By Matt Gordon
Is there anything more worthless than a newsletter? Probably at one point they were very valuable. Imagine when ancients at Stonehenge were using those huge rocks to try to spell out some updates and some giant named Garth finally suggested: “Hey, why don’t we just do a newsletter instead?” Or consider Paul Revere’s midnight ride being replaced by a newsletter (sent at a much more respectable hour): “This just in—The British are coming. Like, tonight! Also read on for updates on all things Revere Fam plus Paul’s favorite Easter recipes!”
I wonder if baddies had newsletters? “Happy Holidays from the Manson Family! What a Year It’s Been!”

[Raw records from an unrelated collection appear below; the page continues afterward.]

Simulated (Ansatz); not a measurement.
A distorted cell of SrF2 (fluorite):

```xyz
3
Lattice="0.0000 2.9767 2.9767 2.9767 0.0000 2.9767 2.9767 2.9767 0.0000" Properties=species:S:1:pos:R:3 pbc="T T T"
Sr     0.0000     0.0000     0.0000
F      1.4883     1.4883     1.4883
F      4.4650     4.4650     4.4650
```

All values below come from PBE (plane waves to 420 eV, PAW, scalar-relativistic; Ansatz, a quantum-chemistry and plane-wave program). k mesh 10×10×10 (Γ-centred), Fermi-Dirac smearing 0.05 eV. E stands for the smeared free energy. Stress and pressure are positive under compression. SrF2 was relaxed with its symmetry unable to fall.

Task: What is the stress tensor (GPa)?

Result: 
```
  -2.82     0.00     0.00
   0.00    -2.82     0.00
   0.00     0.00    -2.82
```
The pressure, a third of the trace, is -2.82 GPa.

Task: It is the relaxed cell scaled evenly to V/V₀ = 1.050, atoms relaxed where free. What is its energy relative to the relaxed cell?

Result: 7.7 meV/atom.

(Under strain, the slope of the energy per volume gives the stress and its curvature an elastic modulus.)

The first newsletter was likely a novel, game-changing thing. Think of being a rival company of the first company to send a newsletter out. “They did what!? And it just sort of updated their client list on everything they’ve been up to!” Of course, after the outrage the sentiment was easy to guess: “We need a newsletter!”
And so it has gone. Every missionary ever wants to send their newsletter to your junk folder. Schools, leagues, annual events, media outlets—they all have newsletters. Families have especially taken to the craze. Why I need to catch up on all things Anderson or Smith Family is beyond me, but each year around the holiday season I get a sizable, detailed update nonetheless, chockful of whereabouts of family members, recent engagements, and pics of their dog in a sweater. With all this supply and next to no demand, I state again: is there anything more worthless than a newsletter?
Which brings me to my next point: today we started a newsletter. This blog. Yep, we joined the merry masses in a monthly pursuit of letting people who don’t care in on the things we do care about. We didn’t go in with any idealism that ours would be a “different kind of newsletter” or “change the newsletter game” or “one newsletter to rule them all.” Nope, nothing like that. We just got to a point where we wanted anyone and everyone with even a modicum of interest to have an entryway into what we were doing or trying to do. Effectively, we began to care so much that a newsletter became akin to us shouting, “The British are coming!”
In short, a very human thing has happened; this newsletter deluge attests to it. And that thing is that humans are forever sharers. Watch a great show? We tell even strangers about it. Try a new restaurant; we make a review. Read a book? Rate it. Even our dogs and their sweaters aren’t safe from this sharing fixation. Part of us desires good and wants to spread that good around. Even if it is a version of good that not everyone cares about. The fact that someone somewhere might is enough. It is always enough. Go tell it on the mountain and all that.
So while newsletters are of little value, the sentiment behind them is priceless. We, humans, want to share good news. We can quibble perhaps on the definition of “good”—like do I really need another update about your family’s trip to Florida? But even there the sun shines through: humans trying to connect, to invite others to be part of something—whether we want to be or not is an altogether different question that there are probably a few hundred newsletters dedicated to answering.
Perhaps, you yourself are reading this at a time when you are feeling a void in your own life. You stood staring into the mirror today, brushing your teeth and asking: Do I need something in my life? What is the meaning of all this? Is something missing? I don’t know what the answer for you is, of course. I’d start by making sure I applied toothpaste to the brush. But maybe the longing goes deeper, goes beyond? Maybe the longing is for an update? Perhaps one that comes at the beginning of every month, and recaps what you might have missed on a particular website and gives you insights toward what might be coming along in future months?
If you are truly asking the deep questions of life . . . boy, do I have a monthly answer for you. Subscribe to this blog and it will be waiting in a junk email folder for you with all the other good news. And no matter what always remember: The British are Coming!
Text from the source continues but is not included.